Newer Version Available

This content describes an older version of this product. View Latest

Initiate Text Extraction Action

Extract text from an uploaded document by using the Amazon Textract API.

You can automate the Intelligent Document Reader’s text detection and extraction steps using this invocable action.

Special Access Rules

This action is available in API version 58.0 and later for users with the AWSTextract1000LimitAddOn or IntelligentDocumentReaderAddOn license.

Supported REST HTTP Methods

URI
/services/data/vXX.X/actions/standard/initiateTextExtraction
Formats
JSON, XML
HTTP Methods
POST
Authentication
Authorization: Bearer token

Inputs

Input Details
configurationAPIName
Type
string
Description
For internal use only.
contentDocumentId
Type
string
Description
Required. The unique content document ID of the uploaded document to initiate text extraction.

You can specify up to 20 content Document IDs.

documentTypeId
Type
string
Description
Optional. The ID of the document type that contains the queries. These queries are used to retrieve the OCR Service. Available in API version 60.0 and later.
endPageIndex
Type
integer
Description
Optional. The page number up to which the text must be extracted. The default value is the last page number in the specified document.
ocrService
Type
picklist
Description
Optional. The name of the OCR service that extracts text from the document. Valid values are:
  • AMAZON_TEXTRACT—Indicates the AWS Document service.
  • AMAZON_TEXTRACT_ANALYZE_ID—Indicates the AWS Analyze ID service.
  • AMAZON_TEXTRACT_DETECT_TEXT—Indicates the AWS Detect service that displays the text detected in a document.
  • PDF_DOCX_EXTRACT_TEXT—Indicates the AWS Extract service that automatically extracts content from PDF files.

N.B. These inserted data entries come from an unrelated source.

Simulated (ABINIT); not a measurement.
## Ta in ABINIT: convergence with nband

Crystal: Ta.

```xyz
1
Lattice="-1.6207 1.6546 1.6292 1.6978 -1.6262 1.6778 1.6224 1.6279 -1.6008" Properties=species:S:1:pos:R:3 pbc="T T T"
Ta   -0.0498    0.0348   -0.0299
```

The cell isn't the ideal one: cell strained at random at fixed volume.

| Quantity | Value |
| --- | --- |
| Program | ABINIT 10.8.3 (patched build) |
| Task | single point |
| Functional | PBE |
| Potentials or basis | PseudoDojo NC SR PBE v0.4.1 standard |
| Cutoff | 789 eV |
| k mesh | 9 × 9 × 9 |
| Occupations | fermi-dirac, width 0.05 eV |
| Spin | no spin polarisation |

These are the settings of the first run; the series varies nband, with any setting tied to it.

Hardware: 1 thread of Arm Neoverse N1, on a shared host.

Required if the documentTypeId property isn’t specified. The ocrService is retrieved based on the documentTypeId property.

startPageIndex
Type
integer
Description
Optional. The page number to start text extraction. By default, the starting page number is 1.

You can extract text from up to 20 pages in a specified document.

Outputs

Output Details
ocrDocumentScanResultDetails
Type
string
Description
A comma-separated list containing an OcrDocumentScanResult ID and a page number for each extracted page of the specified document.

Example

Sample Request

1{
2  "inputs": [
3    {
4      "contentDocumentId": "069T10000004FnoIAE",
5      "startPageIndex": 1,
6      "endPageIndex": 20,
7      "ocrService": "AMAZON_TEXTRACT",
8      "documentTypeId": "0deT10000004CCbIAM"
9    }
10  ]
11}

Sample Response

1[
2   {
3      "actionName":"initiateTextExtraction",
4      "errors":null,
5      "isSuccess":true,
6      "outputValues":{
7         "ocrDocumentScanResultDetails":{
8            "ocrDocumentScanResults":[
9               {
10                  "pageNumber":1,
11                  "ocrDocumentScanResultId":"0ixT100000000bv"
12               }
13            ]
14         }
15      },
16      "version":1
17   }
18]